Beneath these headline measures is a second tier of accomplishments carrying considerable historic weight. A bailout and deep restructuring of the auto industry that is rapidly being repaid, leaving behind a reinvigorated sector in the place of a devastated Midwest. Race to the Top, which leveraged a small amount of federal seed money into a sweeping national wave of education experiments, arguably the most significant reform of public schooling in the history of the United States. A reform of college loans, saving hundreds of billions of dollars by cutting out private middlemen and redirecting some of the savings toward expanded Pell Grants. Historically large new investments in green energy and the beginning of regulation of greenhouse gases. The Lilly Ledbetter Fair Pay Act for women. Elimination of several wasteful defense programs, equality for gays in the military, and consumer-friendly regulation of food safety, tobacco, and credit cards.

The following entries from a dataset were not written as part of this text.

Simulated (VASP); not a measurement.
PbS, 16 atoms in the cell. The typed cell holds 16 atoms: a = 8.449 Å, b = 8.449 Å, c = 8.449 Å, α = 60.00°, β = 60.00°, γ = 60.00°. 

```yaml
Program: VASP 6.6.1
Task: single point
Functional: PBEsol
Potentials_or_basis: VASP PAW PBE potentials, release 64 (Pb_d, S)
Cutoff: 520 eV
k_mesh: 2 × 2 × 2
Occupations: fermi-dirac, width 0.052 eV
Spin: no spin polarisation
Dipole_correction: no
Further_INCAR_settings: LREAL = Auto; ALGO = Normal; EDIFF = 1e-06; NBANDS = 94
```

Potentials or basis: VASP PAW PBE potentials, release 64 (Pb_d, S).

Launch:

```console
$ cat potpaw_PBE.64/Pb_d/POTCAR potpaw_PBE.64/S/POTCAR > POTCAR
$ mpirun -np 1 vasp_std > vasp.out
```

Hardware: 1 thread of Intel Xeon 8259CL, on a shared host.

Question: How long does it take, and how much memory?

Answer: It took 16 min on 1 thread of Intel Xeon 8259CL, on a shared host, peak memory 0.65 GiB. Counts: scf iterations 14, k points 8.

Of the postwar presidents, only Johnson exceeds Obama’s domestic record, and Johnson’s successes must be measured against a crushing defeat in Vietnam. Obama, by contrast, has enjoyed a string of foreign-policy successes — expanding targeted strikes against Al Qaeda (including one that killed Osama bin Laden), ending the war in Iraq, and helping to orchestrate an apparently successful international campaign to rescue Libyan dissidents and then topple a brutal kleptocratic regime.
So, if Obama is the most successful liberal president since Roosevelt, that would make him a pretty great president, right?